True Loyalty

Do you have anyone in your life who (occasionally or frequently) loves to vent their frustrations in your direction?

Are you often the provider of a sympathetic ear or a shoulder to cry on?

At times these can be valuable roles to play. I think it’s well and good to be sympathetic and understanding when you can — if you’re truly helping the other person.

It’s nice to have people to turn to that can bring us back up when we feel beat up by circumstances. Being able to share our sorrows and frustrations helps us process them, learn from them, and release them. We may even see the humor in such situations and laugh at them.

On the other hand, some people get so stuck in negative thinking that venting becomes much more than a temporary steam valve. Instead it becomes their default strategy for connecting and getting attention.

Do you know anyone like that? If so, why are you maintaining that relationship? Why are you allowing such negativity in your life?

Is your investment in this relationship actually helping? Is the other person showing good progress along a positive path — and appreciative of your help? Are you being an effective mentor in helping this person move beyond their temporary period of funk? Can you point out all the positive signs of progress you’ve made together in your relationship during the past quarter? Would an objective third-party observer report, “I can see that your help and assistance are really paying off”?

If you’re not really helping, what are you doing? Why are you on the receiving end of repeated venting from someone who isn’t taking responsibility to improve their situation? Why are you wasting your precious time with someone who’d rather whine than grow and improve?

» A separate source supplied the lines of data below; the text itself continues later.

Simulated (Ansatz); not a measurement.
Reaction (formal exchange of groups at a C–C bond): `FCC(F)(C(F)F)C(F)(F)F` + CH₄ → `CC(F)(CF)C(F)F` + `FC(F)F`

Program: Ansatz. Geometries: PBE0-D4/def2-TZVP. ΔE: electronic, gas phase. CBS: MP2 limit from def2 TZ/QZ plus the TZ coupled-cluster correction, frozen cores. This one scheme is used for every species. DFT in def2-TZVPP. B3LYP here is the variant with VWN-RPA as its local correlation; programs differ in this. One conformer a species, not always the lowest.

Using Negative People to Slow Yourself Down

Isn’t it reasonable to conclude that you’re using this relationship as an excuse to slow yourself down and hold yourself back from working on your own big, scary goals?

After all, wasting time and energy on someone who isn’t really committed to a path of growth isn’t actually going to produce meaningful results, will it? You could surely find better investments elsewhere. Learn some new skills. Write that book you’ve always been wanting to write. Branch out and meet new people. Start a new business. Go travel for a while.

But of course, many of those things are scary. They’ll stretch you beyond your comfort zone. It’s so much easier to deal with the familiarity of a negative-minded person. It almost feels good to hear them whine at you, doesn’t it? Their problems are probably simple and easily solvable. You see the solutions even if they don’t. But you love clinging to their intractability because it helps you stay in pause mode.

By keeping this person in your life, you also fill up some of your social space — space that might otherwise be occupied by people who’d actually encourage, support, and push you to grow. Negative-minded people will never push you to grow. If you became more growth oriented and began speeding up, they’d regard it as a threat. What are you trying to do? Leave them behind?

Such relationships will indeed slow you down. If you have some ambitious goals in your life, and you fear working on them, a great way to procrastinate is to cling to a relationship that’s incompatible with your greater vision.

The most fearful and disempowered people I encounter almost always have a constant source of negativity in their lives. Usually this is a close relative or a close friend. Additionally, these people wrap themselves in a belief system that says they have to value that relationship more than their own sanity, growth, happiness, and fulfillment.

Putting your relationships first makes sense if your relationships are healthy, supportive, and empowering. It’s foolish to be stubborn and clingy with unhealthy relationships though.

While your negative-minded friend may reward you for engaging in a clingy dependency relationship, what you may not realize is that others are punishing you for this behavior. The most growth-oriented people in your life are surely losing respect for you. They’re losing interest in you because you don’t look like a growth oriented person yourself; you look like you’re standing still, making feeble excuses, and succumbing to complacency. You look like someone who’s more interested in delusions than real growth. Most likely they won’t tell you any of this because they have better things to do. You don’t seem particularly investment worthy.

True Loyalty

Positive relationships are growing relationships.

A positive relationship is a delicate balance of someone who accepts you as you are yet also recognizes your potential to keep growing. A positive relationship makes it hard for you to settle. It lets you feel loved and accepted, but it makes it difficult for you to be too complacent. When you stagnate, you can feel the strain it creates in your positive relationships, but your negative relationships have no trouble with your stagnation.

Positive relationships are available and abundant. They’re yours to enjoy. Commit yourself to a path of growth, and take action on it each day. Push yourself, and don’t settle. Positive people will recognize you as a kindred spirit and befriend you. Negative people will push you away because you’re a threat to their stagnation.

You don’t even have to deliberately cut ties with negative people. Just be unwaveringly committed to your own path of growth, and hold them fully responsible for their own results in life. When they vent excessively at you, call them out for it; hold them responsible and tell them to stop whining so much. You will disgust them in short order, and they’ll very likely feel compelled to dump you in short order.

Commit to no longer using relationships with negative people to slow yourself down. This behavior is beneath you. You have better things to do with your life.

If you cocoon yourself in a bubble of denial, your negative relationships will surely permit it. But you’re only making yourself look ridiculous to the positive people in your life — if there are any left.

Being loyal to negative relationships is being disloyal to courage. Disloyal to growth. Disloyal to your path with a heart.

Drop the ridiculous belief that you’re somehow being a loyal friend when you serve as someone’s go-to outlet for whining. That isn’t loyalty. It’s disloyalty to that which genuinely deserves your enduring faithfulness and steadfastness.

Be loyal to courage. Be loyal to the greatness within you. Be loyal to your path of growth. Challenge and invite your once negative relationships to join you in this exciting adventure.